Sunday, January 31, 2010

Most of writing isn't actually writing

Man, nearly a week went by, huh? I can't believe how I squander time.

I haven't got much writing done in this time either. I started writing a new story completely unrelated to anything else, and just to have something to work on, to, you know, write, that isn't so tied down to some large complex world system. Sort of a palate cleanser, if you will.

By way of comparison, I spend most of today researching the area surrounding the story that I thought I had "finished." Turns out I didn't. I printed it out, and realized that I would have to go through it, sentence by sentence, the words feel so jarring to me now. I had also, during the week, done some editing one of the other three or so interrelated text files I have up all the time on my desktop, and had finally stumbled upon something closer to what I want to be the voice of the piece. I have toyed with the idea of leaving this story as is, in a different voice, so to speak, but I find that this voice is not just different, but also inferior, and based upon certain approached to syntax that are really just unclear and needlessly messy. I tried to be poetic, and all I got was unclear.

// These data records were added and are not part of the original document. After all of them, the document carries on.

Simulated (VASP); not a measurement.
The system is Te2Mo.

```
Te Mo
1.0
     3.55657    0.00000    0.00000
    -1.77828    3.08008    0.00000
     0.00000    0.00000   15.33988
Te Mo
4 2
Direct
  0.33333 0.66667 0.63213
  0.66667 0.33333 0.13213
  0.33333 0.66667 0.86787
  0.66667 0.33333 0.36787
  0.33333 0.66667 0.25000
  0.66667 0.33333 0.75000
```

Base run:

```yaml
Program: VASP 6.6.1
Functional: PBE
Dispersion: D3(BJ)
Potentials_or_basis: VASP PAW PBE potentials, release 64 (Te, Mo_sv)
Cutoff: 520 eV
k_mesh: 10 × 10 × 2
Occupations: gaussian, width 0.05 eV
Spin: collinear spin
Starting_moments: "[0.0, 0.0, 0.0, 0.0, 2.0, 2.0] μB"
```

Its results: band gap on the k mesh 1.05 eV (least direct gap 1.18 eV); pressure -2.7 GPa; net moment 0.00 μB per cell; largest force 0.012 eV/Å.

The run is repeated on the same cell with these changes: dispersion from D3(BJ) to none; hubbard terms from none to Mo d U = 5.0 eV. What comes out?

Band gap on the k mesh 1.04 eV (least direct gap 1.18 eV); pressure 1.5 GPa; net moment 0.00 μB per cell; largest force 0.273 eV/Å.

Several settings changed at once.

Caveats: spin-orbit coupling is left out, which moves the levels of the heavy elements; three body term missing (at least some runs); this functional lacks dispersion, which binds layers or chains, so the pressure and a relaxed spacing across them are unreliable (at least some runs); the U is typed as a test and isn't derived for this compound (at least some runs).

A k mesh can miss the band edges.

So, it needs a new draft, into which I can then start making the necessary insertions that are necessitated by plot.

But, in order to do that, I figured I needed to make sure all the thing are correct in terms of time and place and culture. Hence all the researching today. It had been so long since I had done such things, I couldn't remember what I had based certain aspects of the story on, or if there were changes I had to make to make sure the story was historically accurate, or if there certain details that could be added to make the story more vivid, or just to make the way I went about writing it feel more lived in.

And this meant spending much of the day freaked out that certain assumptions I had based the story on were erroneous, and wondering how much of the story would have to be changed, or if the entire internal arc would have to be dumped. It looks, at this point, that that is not the case. Basically, I needed to be sure that the place I set this story in was the farthest area to the west along a border, or at least the farthest area of it's own size. (This does seem to be the case.) As this area is in France, I spent most of the day bopping around the French version of Wikipedia, as run through Google Translate, checking on all the major towns in the surrounding area, marking them on Google Maps, and taking notes on which ones existed when, and for what reasons. This was useful for more than purposes paranoid, as it a lot of the information I accumulated can be added in in ways that are useful and colorful more than destructive. Still it was a rather unpleasant experience.


By the by, the patron Saint of the region is Martin of Tours, whose feast day is November 11.

Monday, January 25, 2010

No progress

No more writing tonight. Started drinking around seven or eight. I think a part was actually freaked out about the idea of making so much progress so quickly on a story. Given I am used to short bursts of creativity interspersed by long bouts of procrastination, but this latest round of writing is almost too much. Five thousand words in four days?! When was the last time that happened? It just not done!

one voice, two voice

One thing I found out today is that different mediums are useful for different types of storytelling. I find it easier to write dialogue/conversations, if I write freehand, and easier to write descriptive passages on a computer.

With dialogue, for some reason when writing out the words longhand, maybe it's the motor-act of writing out all the words, but it is almost like the characters are conjured up, speaking to one another and not paying attention to me, and I am just transcribing what they are saying. I add in very little description, usually just whether a response happens to be nonverbal or not, and whether or not any time passes. I got through two scenes of dialogue, totaling six handwritten pages, in a little under an hour. When I try to type dialogue, I spend so much time second guessing them that what comes out doesn't really sound like how I think they should sound. Right now I am debating going back and rewriting several dialogue passages, just because I didn't write them out freehand originally. But maybe they don't need it, and it's just me.

On the otherhand, with descriptions, what I am writing is so dependant on the exact word choice, and the arrangement of words and sentences, that I am editing, cut and pasting, and rewriting so much that if I tried to do it freehand, I would just have a large pile of crossed out lines that I could never go back and decipher, and if I just kept starting over to make clear what I wanted, I would just have pages and pages devoted to getting one simple paragraph on paper. It is much easier to just erase everything I don't need as I go.

Two thousand, two hundred, and fifty words today

So far, at least. I got to the end of the main story I have been working on, though I would not say that I have complete the first draft, there is still a scene or two that I need to add into the main text, some large revisions, and then I need to do a really comprehensive edit to make sure the the references to the past add up to a concrete idea of what has actually happened. But still, I have gotten straight through to the end, and completed the main, "present day" action of the story. And that feels really, really good. This definitely gets easier the more you do.

P.S. Remember to call your Democratic Representative and urge them to PASS THE DAMN BILL, and to call your Senator and tell them that you support using reconciliation to fix all the problems that the House has with it.

Saturday, January 23, 2010

Over two thousand words today

It looks like having a laptop is helping my productivity.